Marines get new uniform

By William Cole
Advertiser Military Writer

Marine tests show that when the service's new camouflage uniform is worn side by side with the battle gear used by all troops for more than two decades, the new version is harder to spot.

Sgt Maj. Stephen Mellinger is one of the first to wear the Marine Corps' new camouflage uniform. The pattern of the old uniform can be seen on the shirt on the hanger.

Bruce Asato • The Honolulu Advertiser

Against the Hawai'i backdrop, the new uniform is just as hard to see, but for different reasons.

So far, only two Marines — Lt. Gen. Frank Libutti, the departing commander of Marine Forces Pacific, and Force Sgt. Maj. Stephen Mellinger — are wearing the new utility uniform with its digital design.

Mellinger is looking forward to the changeover, expected to begin by the end of the year, for 6,800 Marines at Kane'ohe Bay and 400 more at Camp Smith.

"I, personally, will be very glad when the rest of the Marine Corps is in these things," he said. "About 75 percent of my conversations have to do with the uniform — and that's good, because it means the Marines are getting informed about what's going on."

The new "utes," in development for about a year, have been a hot topic for tradition-bound Marines. For more than 20 years that's meant camouflage with green, brown and black splotches.

"Marines don't like giving up tradition, the history, which maintains the Marine Corps for what we want it to be," Mellinger said.

So when he got his first set, Mellinger said his reaction was probably like that of other Marines: "It was, 'Whoa, this is a big change from what we're used to.' "

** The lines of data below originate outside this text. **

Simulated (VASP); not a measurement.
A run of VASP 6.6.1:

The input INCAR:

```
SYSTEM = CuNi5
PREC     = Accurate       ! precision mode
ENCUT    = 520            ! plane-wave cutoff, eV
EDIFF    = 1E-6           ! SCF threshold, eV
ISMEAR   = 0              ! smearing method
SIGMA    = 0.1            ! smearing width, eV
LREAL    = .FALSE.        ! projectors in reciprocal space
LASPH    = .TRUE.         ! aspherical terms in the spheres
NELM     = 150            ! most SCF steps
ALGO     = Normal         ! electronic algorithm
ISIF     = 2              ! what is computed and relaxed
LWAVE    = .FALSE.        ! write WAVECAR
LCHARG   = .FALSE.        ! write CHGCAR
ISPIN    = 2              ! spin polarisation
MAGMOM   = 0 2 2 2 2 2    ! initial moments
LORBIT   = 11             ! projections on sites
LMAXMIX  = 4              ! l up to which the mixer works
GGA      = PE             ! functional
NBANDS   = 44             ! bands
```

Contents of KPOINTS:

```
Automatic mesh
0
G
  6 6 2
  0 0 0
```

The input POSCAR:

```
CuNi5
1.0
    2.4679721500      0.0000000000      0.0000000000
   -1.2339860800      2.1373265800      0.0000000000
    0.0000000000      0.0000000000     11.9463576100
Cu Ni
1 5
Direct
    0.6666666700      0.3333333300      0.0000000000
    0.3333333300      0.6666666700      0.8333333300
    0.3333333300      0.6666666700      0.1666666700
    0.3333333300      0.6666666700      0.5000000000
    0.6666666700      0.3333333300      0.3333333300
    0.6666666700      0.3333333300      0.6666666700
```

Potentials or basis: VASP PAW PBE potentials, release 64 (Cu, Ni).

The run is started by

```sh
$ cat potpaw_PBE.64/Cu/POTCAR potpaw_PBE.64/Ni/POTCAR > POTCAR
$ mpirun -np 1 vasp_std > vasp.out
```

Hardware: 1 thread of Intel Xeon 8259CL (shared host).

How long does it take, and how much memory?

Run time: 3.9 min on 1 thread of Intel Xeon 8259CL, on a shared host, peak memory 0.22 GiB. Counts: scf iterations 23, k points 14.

But Mellinger has been sold on the new design, and thinks other Marines will be too. He and Libutti have been wearing the uniform so other Marines can get a look at it.

Marine Corps shops are expected to start supplying the uniform by the end of the year, with a complete transition from splotches and black or light tan boots to digital design and brown suede boots in two to three years.

The uniform board narrowed the choice down to two: digital or tiger stripe

Gen. James L. Jones, the commandant of the Marine Corps, then brought in Marines from three units to test-wear the new utes "so he could look them in the eye and say, 'OK, don't tell me what I want to hear, tell me what you think,' " Mellinger said. "That's probably the first time, I'm aware of, that's ever been done."

The uniform has smaller patches of color, and less brown in it. A desert pattern sports the same digital effect. Gone will be black boots worn with the old design.

Other improvements include chest slash pockets that are accessible even while wearing a flak jacket, and shoulder sleeve pockets. Zip-off sleeves were considered, but rejected. Velcro pocket closures and snaps also were ditched — too much noise.

Pads can be inserted at the knee and elbow. The new uniform is wash-and-wear, leaving dry-cleaning days behind, a cost-savings for Marines.

There are quirky touches: the Marines plan to copyright the design, and have incorporated the Marine Corps insignia into the camouflage.

Private First Class Timothy Johnson, 18, said he likes the "squared-away starched" look of the old uniform and black boots, but he sees convenience and more comfort in the new version.

"I'm excited about the new ones," he said. "I'm a little disappointed you can't do as much with them as far as appearance, but I'm excited about the changes the Marine Corps is making with them."